DPC Qualification

Status

Completed
Status date

2025-10-29
Activity Code

4F.106

Objectives

The project objectives of the DPC G1 development are:

Formally qualify the Digital Programmable Controller ASIC (DPC-G1) developed under the previous ARTES-5.2 contract;
Develop both hardware and software test environments necessary for comprehensive qualification;
Execute all the required qualification steps according to the ESCC9000 standard, ensuring the ASIC meets flight model (FM) quality requirements;
Validate the DPC-G1 ASIC's performance and radiation hardness as demonstrated in earlier prototype testing and integration in avionic equipment.

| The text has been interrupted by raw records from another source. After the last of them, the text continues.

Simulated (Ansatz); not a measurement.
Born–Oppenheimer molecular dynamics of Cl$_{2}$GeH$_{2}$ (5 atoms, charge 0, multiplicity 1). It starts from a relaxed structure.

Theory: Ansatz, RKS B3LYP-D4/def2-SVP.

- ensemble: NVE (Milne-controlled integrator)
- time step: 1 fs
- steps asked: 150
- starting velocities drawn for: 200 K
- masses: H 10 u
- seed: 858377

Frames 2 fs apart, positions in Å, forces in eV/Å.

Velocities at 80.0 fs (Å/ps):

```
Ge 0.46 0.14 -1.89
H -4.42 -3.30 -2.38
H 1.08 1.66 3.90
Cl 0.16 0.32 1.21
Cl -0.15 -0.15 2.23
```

The ARTES 3-4 contract, according to ECSS 9000, was successfully completed in February 2017, and serves as the follow-on to the project whose key deliverable was a DPC G1 prototype. This prototype, along with the software development toolkit, was successfully tested for performance and radiation within the initial phase.

Challenges

The major challenges during the development of the DPC were:

The project involved extensive qualification and testing activities, including the development of hardware and software test benches to ensure smooth and efficient qualification. The tests were conducted according to ESCC 9000 standards, which are stringent requirements for space-grade components;
Keep the production yield at a high level without compromising the test coverage or the performance;
These challenges highlight the complexity of developing and qualifying space-grade technology, ensuring cost-effectiveness, and adapting to different application domains;
The management of a complex ecosystem with key subcontractors (IMEC and ICSense) and many suppliers.

Benefits

The DPC brings a cutting-edge solution for all satellite equipment requiring digitalisation thanks to a microcontroller. Thanks to its fine-tuned feature list, the DPC allows an efficient decentralisation lowering interruptions and communications with OBC.

The component is RadHard by design, its supply chain is under TAS control without US content.

The DPC has already been embarked in a large perimeter of applications and missions in different domains (satcom, observation, navigation and exploration / science). The flight heritage data speak for themselves.

Features

Total dose: no drift up to at least 60kRad(Si);
SEL Hardened > 68 MeV.cm²/mg;
SEU Hardened > 40 MeV.cm²/mg;
-55°C to +125°C Operating Temperature Range;
Reliability 22..29 FIT (65°C junction T°)
Six independent PWM with complementary outputs
16 ADC inputs, 3 DAC outputs, 108 digital IOs
Low power 120…600 mA @ 3.3V
Function Segregation for “mission critical” use
Up to 3 x ~30 MIPS total processing power
On-chip bandgap and PLL

DPC Si RadHard by design, intensively RAD Tested (more than 100 hours in Cyclotron) and does not include any US content.

By architecture, the DPC is a multipurpose multi-mission RadHard microcontroller.

System Architecture

The DPC is a mixed-mode “system-on-chip” integrating a very large set of functions present in space equipment for the management of sensors, actuators, power systems, multiple communication protocols, etc.

Next to main controller functions, all servicing functions are present on the silicon die such as power supplies (LDO), clock oscillators, reference voltages, non-volatile e2prom management, initialisation and self-test features (not represented on figure). It only requires a +3.3V supply with some passive decoupling component and its serial non-volatile memory to operate.

The DPC concatenates three applicative controllers in one chip: (so-called) SSM, COM and RAS controllers. Although they are located on the same die, each of these 3 controllers has its own CPU. Consequently, they operate independently from each other increasing the determinism of each process that is taking place. Tasks can be orthogonal to each other with strongly simplified interruption scheme. The DPC is mostly used without operating system as sufficient processing resources are available to manage multiple tasks fully in parallel.

The DPC integrates a large variety of peripherals and hardware accelerators such as ADC, DAC, PWM generators, timers, SPI, I2C, UART, mil-1553 bus, CAN-bus, hardware 32 bits MACC, hardware 32 bits divider and barrel shifter.

To support software development, each CPU is equipped with trace and debug hardware. A centralized SPY system supports transparent and non-intrusive process monitoring and debug. Software development suite mostly relies on worldwide standards such as GCC (compiler) and GNU debugger. Together with specific tools for code upload, E2prom programming and non-intrusive debug, these tools are integrated into the Eclipse environment.

Plan

This figure gives an overview of the different activities performed during project plan execution.

Current status

Completed.

DPC (run 1E) is successfully qualified according to ESCC9000. All hardware and software developments for the test environment to support qualification have been developed and formally accepted.